Ramzan Kadyrov, leader of the Russian Federation’s Muslim-majority Chechen Republic, is prepared to unleash up to 70,000 fighters on Ukraine to support his “commander-in-chief”, Vladimir Putin.
State-backed Russian news outlet RT published video footage on Friday showing an enormous rally of, it reported, 12,000 “local volunteers” in the Chechen capital of Grozny, with Kadyrov telling the assembly that his advice to Ukraine’s president Volodymyr Zelensky was to “[call] our President, Supreme Commander Vladimir Vladimirovich Putin, and [apologise] for not doing so sooner. Do it in order to save Ukraine. Ask for forgiveness and agree to all the conditions that Russia puts forward.”
British newspaper of record The Times quoted Kadyrov’s speech slightly differently, reporting that he had said: “I want to give some advice to current President Zelensky before he becomes the ex-president of Ukraine. He should call our president as quickly as possible, the commander-in-chief Vladimir Vladimirovich Putin, and ask for forgiveness.”
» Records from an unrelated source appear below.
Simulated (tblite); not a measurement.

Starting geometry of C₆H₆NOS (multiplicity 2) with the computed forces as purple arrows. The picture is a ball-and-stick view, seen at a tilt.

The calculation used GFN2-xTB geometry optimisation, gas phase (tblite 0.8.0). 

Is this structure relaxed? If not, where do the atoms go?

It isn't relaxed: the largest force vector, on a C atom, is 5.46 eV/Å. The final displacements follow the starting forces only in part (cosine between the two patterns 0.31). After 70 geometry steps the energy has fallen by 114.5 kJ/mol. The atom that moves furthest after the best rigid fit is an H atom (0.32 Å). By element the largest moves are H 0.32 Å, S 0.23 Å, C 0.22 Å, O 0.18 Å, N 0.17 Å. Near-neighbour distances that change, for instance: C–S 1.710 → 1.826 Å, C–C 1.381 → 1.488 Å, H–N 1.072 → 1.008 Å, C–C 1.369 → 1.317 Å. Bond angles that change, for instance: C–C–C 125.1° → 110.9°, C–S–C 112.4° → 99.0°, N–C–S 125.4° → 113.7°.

The London-based news outlet added that the Chechen leader — who participated in a jihadist insurrection against Moscow in the mid-’90s but defected to the Russian side during an expanded jihad in 1999 — boasted he could recruit 70,000 men to fight in the “hottest spots in Ukraine,” and that the assembled masses responded with chants of “Allahu Akbar!”
It was initially suggested that Kadyrov’s forces were merely prepared for service “in any special operation” and had not actually been deployed to Ukraine yet, but Chechen media now reports that his men are in theatre, sharing video footage which purports to show them capturing a Ukrainian military facility and replacing its Ukrainian flag with a Russian one.
Reuters, citing Chechen media, quoted Kadyrov as saying that his forces currently “do not have one single casualty, or wounded, not a single man has even had a runny nose” and that they will “carry out [President Putin’s] orders under any circumstances”.
Leading British tabloids The Daily Mail and The Sun have also published sensational reports of Chechen “hunters” being tasked with finding and killing particular Ukrainian officials for the Kremlin, but they are unsubstantiated and appear to be poorly sourced.